You’ve probably already heard the news last week that a study published in Science indicates that the gender gap between girls and boys in mathematical performance may be melting faster than the polar ice caps. The study, “Gender Similarities Characterize Math Performance” by Janet S. Hyde et al., appears in the July 25, 2008 issue of Science (behind a paywall). 
Hyde et al. revisit results of a meta-analysis published in 1990 (J. S. Hyde, E. Fennema, S. Lamon, Psychol. Bull. 107, 139 (1990).) that found negligible gender differences in math ability in the general population but significant differences (favoring boys) in complex problem solving that appeared during the high school years. This 1990 meta-analysis drew on data collected in the 1970s and 1980s. The present study asked whether more recent data would support the same findings.
In previous decades, girls took fewer advanced math and science courses in high school than boys did, and girls’ deficit in course taking was one of the major explanations for superior male performance on standardized tests in high school. By 2000, high school girls were taking calculus at the same rate as boys, although they still lagged behind boys in the number of them taking physics. Today, women earn 48% of the undergraduate degrees in mathematics, although gender gaps in physics and engineering remain large.
The researchers used as their data results from the state assessment tests mandated by No Child Left Behind given to students in grades 2 through 11. Specifically, they drew on results from California, Connecticut, Indiana, Kentucky, Minnesota, Missouri, New Jersey, New Mexico, West Virginia, and Wyoming (since these states were able to break down the results by grade level, gender, and ethnicity), a pool of more than 7 million students.

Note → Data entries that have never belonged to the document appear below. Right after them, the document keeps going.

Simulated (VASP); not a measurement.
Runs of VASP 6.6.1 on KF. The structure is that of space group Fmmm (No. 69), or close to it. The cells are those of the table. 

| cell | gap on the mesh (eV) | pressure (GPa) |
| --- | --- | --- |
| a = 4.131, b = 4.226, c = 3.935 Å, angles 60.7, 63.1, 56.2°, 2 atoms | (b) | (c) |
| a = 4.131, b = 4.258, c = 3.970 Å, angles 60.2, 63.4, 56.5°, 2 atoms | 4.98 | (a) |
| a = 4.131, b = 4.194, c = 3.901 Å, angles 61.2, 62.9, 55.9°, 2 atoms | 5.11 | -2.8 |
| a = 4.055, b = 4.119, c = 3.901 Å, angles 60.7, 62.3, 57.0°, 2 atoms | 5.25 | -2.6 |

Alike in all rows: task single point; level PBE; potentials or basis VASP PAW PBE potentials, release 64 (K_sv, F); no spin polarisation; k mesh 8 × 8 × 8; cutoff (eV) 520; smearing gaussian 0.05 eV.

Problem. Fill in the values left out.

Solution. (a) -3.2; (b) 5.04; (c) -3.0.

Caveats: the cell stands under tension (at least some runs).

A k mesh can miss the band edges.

In this data, Hyde et al. found no evidence of difference in performance on the mathematical assessments between boys and girls on average.
Effect sizes for gender differences, representing the testing of over 7 million students in state assessments, are uniformly <0.10, representing trivial differences. Of these effect sizes, 21 were positive, indicating better performance by males; 36 were negative, indicating better performance by females; and 9 were exactly 0. From this distribution of effect sizes, we calculate that the weighted mean is 0.0065, consistent with no gender difference.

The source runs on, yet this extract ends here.